If they live in it all their lives, describe it as one would a car, truck, air plane, ship, train. Writing a piece about here and now, you are not going to explain the internal combustion engine or the jet engine. One is going to simply describe the effect of its passing or riding in it, and leave it at that.
I have two opposing self-imposed rules for incorporating fantastical technology. Don't explain if it's a tall tale. All that's needed is internally consistent logic that doesn't compromise willing suspension of disbelief and engages on a secondary (imaginary) world level. Faster than light travel, for example, can be taken for granted in most not so hard science fiction milieus.

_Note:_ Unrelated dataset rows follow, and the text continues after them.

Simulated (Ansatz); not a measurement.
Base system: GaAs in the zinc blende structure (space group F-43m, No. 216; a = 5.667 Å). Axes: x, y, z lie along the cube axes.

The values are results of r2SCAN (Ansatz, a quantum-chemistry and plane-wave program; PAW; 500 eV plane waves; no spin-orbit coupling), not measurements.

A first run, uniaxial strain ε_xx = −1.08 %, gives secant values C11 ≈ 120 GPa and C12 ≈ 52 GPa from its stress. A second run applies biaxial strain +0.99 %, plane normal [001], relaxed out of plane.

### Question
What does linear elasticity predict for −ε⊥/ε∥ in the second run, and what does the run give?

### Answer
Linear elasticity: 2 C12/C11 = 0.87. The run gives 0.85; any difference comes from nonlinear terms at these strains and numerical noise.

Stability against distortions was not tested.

For externally consistent logic, aggressively avoid expository explanations and summarizations. Portray fantastical technology as an integral prop character so that it complicates the purposes of the characters and doing so enhances participation mystique without compromising willing suspension of disbelief. I have in mind Asimov's psychohistory from the Foundation sagas. At the time of the First Foundation's writing, psychohistory was a going scientific concern and very similar to how Asimov represents it, only turned around and forward looking rather than backward looking. Surprisingly similar to how H.G. Wells' The Time Machine approaches historical perspective.
rstegman and extrinsic - it sounds like the last two comments are very close to each other. in summation: if the characters use the tech stuff like we use common appliances then they would not be standing around admiring it with drawn out discriptions... unless they needed to explain it to someone who needed to know. This is maintaining the suspension of belief for the reader... the mega-thing is no big deal. (The character is the... ahem... character.) ...until it takes out thirteen city blocks in the hands of the bad guy(or the bumbling brother-in-law). Is this close?
I read the Foundation books way back when they were being released. The memory does wane...
I just watched a movie called "Morons from OuterSpace," the title pretty much sums it up. But anyway, they crash their winnabago-like spaceship and are captured by the government, the government asks them how their spaceship works, and this is how he explained it. "Well there are these two pedally things and you push one of them to go and the other one to stop."
It all depends on how relevant it is to the story. There are some people who like to read giant info-dumps that read like college textbooks, but it is a niche.